Moreover, as shown in FIGS. 7 and 8, pump body 11 includes a suction port 21 which has a substantially arc recessed shape, which is formed on an inner side surface of end wall 11a of pump body 11 radially outside bearing hole lib, which is opened in a region (hereinafter, referred to as “volume increasing region”) that the volumes of pump chambers PR are increased by the pump operation by the pump constituting section, and into which the hydraulic fluid is introduced from balancer apparatus 1 through suction opening 21a (described later). Furthermore, pump body 11 includes a discharge port 22 which has a substantially arc recessed shape, which is formed in a region (hereinafter, referred to as “volume decreasing region”) in which the volumes of pump chambers PR are decreased, on a downstream side of the volume decreasing region, and which is arranged to introduce the hydraulic fluid discharged from pump chambers PR to discharge opening 22a (described later). Moreover, pump body 11 includes a switching port 23 which has a substantially arc recessed shape, which is formed on an upstream side of the volume decreasing region, which can switch to serve as the suction port 21 or the discharge port 22 in accordance with the hydraulic fluid pressure within the engine, that is, the discharge pressure. Discharge port 22 and switching port 23 confront suction port 21 so as to sandwich bearing hole lib.

Suction port 21 includes an induction portion 24 which is formed integrally with suction port 21, which is located in a substantially central position of suction port 21 in a circumferential direction, and which protrudes toward a first spring receiving chamber 28 (described later). Moreover, suction port 21 includes suction opening 21a which is formed near a boundary portion between induction portion 24 and suction port 21, on a start end side of suction port 21, which penetrates end wall 11a of pump body 11, and which is opened to the outside to be connected with the suction passage within balancer apparatus 1. With this, the hydraulic pressure which is sucked from the oil pan through oil strainer 8, and introduced through the suction passage to suction opening 21a is supplied through induction portion 24 and suction port 21 to the pump chambers PR positioned in the volume increasing region, by the negative pressure generated by the pump operation by the pump constituting section. Suction opening 21a and also induction portion 24 are connected with a low pressure chamber 36 (described later) formed radially outside cam ring 17. Suction opening 21a is arranged to introduce the hydraulic pressure with the low pressure which is the suction pressure, to low pressure chamber 36. In the oil pump according to the present invention, a low pressure portion is entire region which becomes the suction pressure connected with suction port 21. This low pressure portion is mainly constituted by suction port 21, induction portion 24 and low pressure chamber 36 which are adjacent to suction port 21, and so on.
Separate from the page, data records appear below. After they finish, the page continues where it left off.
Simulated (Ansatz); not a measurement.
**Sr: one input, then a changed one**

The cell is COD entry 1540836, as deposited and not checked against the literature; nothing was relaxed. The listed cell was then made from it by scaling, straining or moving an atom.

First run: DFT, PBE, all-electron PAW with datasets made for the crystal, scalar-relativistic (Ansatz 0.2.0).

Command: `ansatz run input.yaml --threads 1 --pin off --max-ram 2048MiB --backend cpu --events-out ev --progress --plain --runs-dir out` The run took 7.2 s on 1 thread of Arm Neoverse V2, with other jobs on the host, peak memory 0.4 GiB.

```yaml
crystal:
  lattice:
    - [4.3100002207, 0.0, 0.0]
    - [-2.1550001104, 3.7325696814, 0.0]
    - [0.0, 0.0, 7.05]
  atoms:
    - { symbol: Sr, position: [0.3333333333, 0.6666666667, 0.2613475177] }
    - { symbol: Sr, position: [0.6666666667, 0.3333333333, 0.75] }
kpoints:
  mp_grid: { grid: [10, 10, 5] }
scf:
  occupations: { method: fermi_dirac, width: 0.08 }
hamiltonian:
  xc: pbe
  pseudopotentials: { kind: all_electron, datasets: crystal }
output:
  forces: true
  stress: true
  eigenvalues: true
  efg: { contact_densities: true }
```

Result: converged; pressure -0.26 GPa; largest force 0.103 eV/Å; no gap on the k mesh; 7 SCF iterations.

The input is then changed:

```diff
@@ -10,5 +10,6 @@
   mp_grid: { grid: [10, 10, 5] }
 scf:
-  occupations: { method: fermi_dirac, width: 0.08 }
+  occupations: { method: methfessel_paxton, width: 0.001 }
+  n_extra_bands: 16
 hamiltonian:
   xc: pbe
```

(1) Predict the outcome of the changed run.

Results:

Discharge port 22 includes a discharge opening 22a which is located on a terminal end side of discharge port 22, which penetrates end wall 11a of pump body 11, and which is opened to the outside to be connected with the discharge passage within the balancer apparatus 1. With this, the hydraulic fluid pressurized by the pump operation by the pump constituting section, and discharged to discharge port 22 is supplied from discharge opening 22a through the discharge passage, and an oil main gallery (not shown) provided in the cylinder block, to the sliding portions within the engine, the valve timing control apparatus, and so on. In this case, discharge opening 22a is provided to protrude in the radially outward direction with respect to the circumferential ends of discharge port 22. An outside half of discharge opening 22 is connected through a first connection passage 38 (described later) formed within cam ring 17, to a discharge port 32 (a second connection hole 32a) (described later) formed in cover member 12.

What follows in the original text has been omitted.